Thomas Goldstein, a seasoned attorney previously practicing before the US Supreme Court, stands accused of intentionally underreporting millions in poker winnings. Authorities allege that his involvement in high-stakes gambling compromised his professional integrity and led to legal violations.

Goldstein Claims Errors Were Unintentional

During a hearing, Goldstein testified in his defense, admitting to errors but firmly denying any criminal intent. He took responsibility for not scrutinizing his tax filings and his former law firm’s finances diligently, attributing the issues to misplaced trust in his financial advisors rather than a scheme to evade taxes.

“That’s my responsibility. I may have to bear consequences for a long time, but that is different from committing a crime.”

Thomas Goldstein

Prosecutors, however, contend that Goldstein failed to disclose substantial gambling earnings over several years despite maintaining an expensive lifestyle marked by lavish travel, luxury cars, and high-end homes. They assert that investor contributions helped bankroll his poker ventures in exchange for profit shares, creating financial flows that were not transparently reported.

Reports indicate the case centers on whether these discrepancies were deliberate. Prosecutors point to financial documents revealing how funds were routed through Goldstein’s firm in ways that obscured their source. They also accuse him of providing false information on mortgage applications and mischaracterizing poker earnings as loans rather than taxable income.

Goldstein Acknowledges Large Gambling Losses but Denies Income Concealment

While Goldstein admits he participated in exclusive poker games with swings reaching millions in a single night and has publicly acknowledged losses up to $15 million, he disputes that he intentionally hid income. He emphasizes that the complex arrangements involving staking and profit splitting contributed to accounting challenges and misunderstandings.

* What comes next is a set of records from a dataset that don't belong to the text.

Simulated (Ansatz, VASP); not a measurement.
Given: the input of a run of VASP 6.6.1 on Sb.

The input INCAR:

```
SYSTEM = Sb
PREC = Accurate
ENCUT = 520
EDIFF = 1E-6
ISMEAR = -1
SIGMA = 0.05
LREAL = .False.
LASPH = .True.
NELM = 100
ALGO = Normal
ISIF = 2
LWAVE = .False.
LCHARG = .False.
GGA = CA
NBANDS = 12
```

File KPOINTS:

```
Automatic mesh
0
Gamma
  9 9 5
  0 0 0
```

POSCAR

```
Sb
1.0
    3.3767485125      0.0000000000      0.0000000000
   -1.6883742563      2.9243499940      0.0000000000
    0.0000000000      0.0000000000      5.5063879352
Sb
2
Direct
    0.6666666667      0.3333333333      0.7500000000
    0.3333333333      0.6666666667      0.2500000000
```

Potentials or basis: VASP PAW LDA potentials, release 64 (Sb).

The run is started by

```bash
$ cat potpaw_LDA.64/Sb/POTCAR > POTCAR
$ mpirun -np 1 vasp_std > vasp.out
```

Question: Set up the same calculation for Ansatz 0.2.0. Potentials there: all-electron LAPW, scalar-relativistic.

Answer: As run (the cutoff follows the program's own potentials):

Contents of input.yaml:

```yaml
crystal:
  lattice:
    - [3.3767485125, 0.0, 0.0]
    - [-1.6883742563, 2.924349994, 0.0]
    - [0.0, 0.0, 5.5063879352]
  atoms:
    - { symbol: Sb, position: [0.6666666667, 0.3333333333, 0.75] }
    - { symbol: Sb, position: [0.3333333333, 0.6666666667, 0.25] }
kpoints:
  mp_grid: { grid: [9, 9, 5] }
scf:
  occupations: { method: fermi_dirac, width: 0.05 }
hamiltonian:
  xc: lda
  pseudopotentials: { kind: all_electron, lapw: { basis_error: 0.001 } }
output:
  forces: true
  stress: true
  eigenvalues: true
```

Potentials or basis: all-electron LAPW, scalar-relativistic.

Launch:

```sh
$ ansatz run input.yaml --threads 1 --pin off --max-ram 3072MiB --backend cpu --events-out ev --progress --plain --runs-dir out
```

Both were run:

Extravagant Spending Cited by Prosecutors

Prosecutor Sean Beaty challenged Goldstein with examples of lavish expenditures during periods when the government claims he owed considerable tax debts. These included a $225,000 luxury automobile, upscale rentals in Miami, and expensive social outings. Beaty argued that such spending patterns contradict claims of inadvertent errors.

Goldstein admitted to misplaced priorities and acknowledged some purchases were regrettable. Despite questions about how a highly respected appellate lawyer could make these mistakes, he maintained that poor judgement does not equate to deliberate fraud. The trial may proceed to deliberations as early as next week.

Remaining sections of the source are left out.